Jes Staley denies any wrongdoing regarding Jeffrey Epstein, and the British regulator says there is nothing to suggest that he was aware of Epstein's crimes, but this does not absolve Barclays of the need to answer some difficult questions about its former CEO.
Personally, I think it's striking that having links with a convicted paedophile wasn't thought reason enough to exclude Staley from the role of CEO at a reputationally scarred bank back in 2015. Had Barclays been more careful six years ago, today's tumult could have been avoided.
What has effectively happened this morning is that Staley has finally run out of lives. Having become the only person in the history of the markets to have been found guilty of personal misconduct, been fined heavily by his main regulators and had his bonus clawed back by his employer, he still kept his job.

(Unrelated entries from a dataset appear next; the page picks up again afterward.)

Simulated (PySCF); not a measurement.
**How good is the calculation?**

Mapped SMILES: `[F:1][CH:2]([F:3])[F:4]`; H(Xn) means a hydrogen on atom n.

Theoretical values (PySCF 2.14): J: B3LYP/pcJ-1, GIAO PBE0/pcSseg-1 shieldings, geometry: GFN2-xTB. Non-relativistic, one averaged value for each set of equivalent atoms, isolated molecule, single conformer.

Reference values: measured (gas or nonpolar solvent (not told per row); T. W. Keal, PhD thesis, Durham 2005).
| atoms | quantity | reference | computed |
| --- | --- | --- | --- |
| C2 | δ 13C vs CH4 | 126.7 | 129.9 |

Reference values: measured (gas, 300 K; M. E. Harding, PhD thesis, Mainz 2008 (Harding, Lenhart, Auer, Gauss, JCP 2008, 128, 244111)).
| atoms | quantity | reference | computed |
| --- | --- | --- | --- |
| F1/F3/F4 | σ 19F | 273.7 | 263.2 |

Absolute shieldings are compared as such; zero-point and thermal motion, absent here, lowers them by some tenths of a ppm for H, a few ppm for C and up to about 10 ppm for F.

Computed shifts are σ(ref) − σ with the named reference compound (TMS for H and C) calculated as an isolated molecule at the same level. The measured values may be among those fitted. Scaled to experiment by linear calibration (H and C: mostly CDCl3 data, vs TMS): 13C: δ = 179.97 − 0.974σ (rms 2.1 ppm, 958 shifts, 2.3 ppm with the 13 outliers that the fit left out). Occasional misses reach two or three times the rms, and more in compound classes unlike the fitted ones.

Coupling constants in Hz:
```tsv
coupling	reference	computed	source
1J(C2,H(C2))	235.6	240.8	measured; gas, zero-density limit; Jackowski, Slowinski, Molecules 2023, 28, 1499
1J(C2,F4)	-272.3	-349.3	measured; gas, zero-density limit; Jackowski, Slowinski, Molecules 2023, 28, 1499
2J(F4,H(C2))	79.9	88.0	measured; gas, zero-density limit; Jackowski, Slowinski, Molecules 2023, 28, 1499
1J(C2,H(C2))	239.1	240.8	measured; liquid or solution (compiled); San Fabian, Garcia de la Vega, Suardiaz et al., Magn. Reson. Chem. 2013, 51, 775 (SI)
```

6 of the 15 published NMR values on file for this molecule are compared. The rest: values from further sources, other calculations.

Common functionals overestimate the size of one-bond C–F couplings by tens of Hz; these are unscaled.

What does this say to rank and file employees at Barclays? As a former employee, I can say that many have long since ceased to react to misconduct in the senior ranks with anything other than a resigned sigh. When Staley gets back to his private yacht, Barclays will probably simply redouble its requirements to get staff to complete more box ticking compliance training.
The regulators state that "the tone comes from the top," but at Barclays the tone has been off for many years. If you're a Barclays employee, the lesson is clear: if you're going to violate regulators' rules of conduct or engage in potentially reputationally-damaging relationships, make sure you're high enough up the food chain that you can keep your job, or at least all your bonuses when you're discovered.
Ethan Palmer is the pseudonym of an ex-MD at Barclays.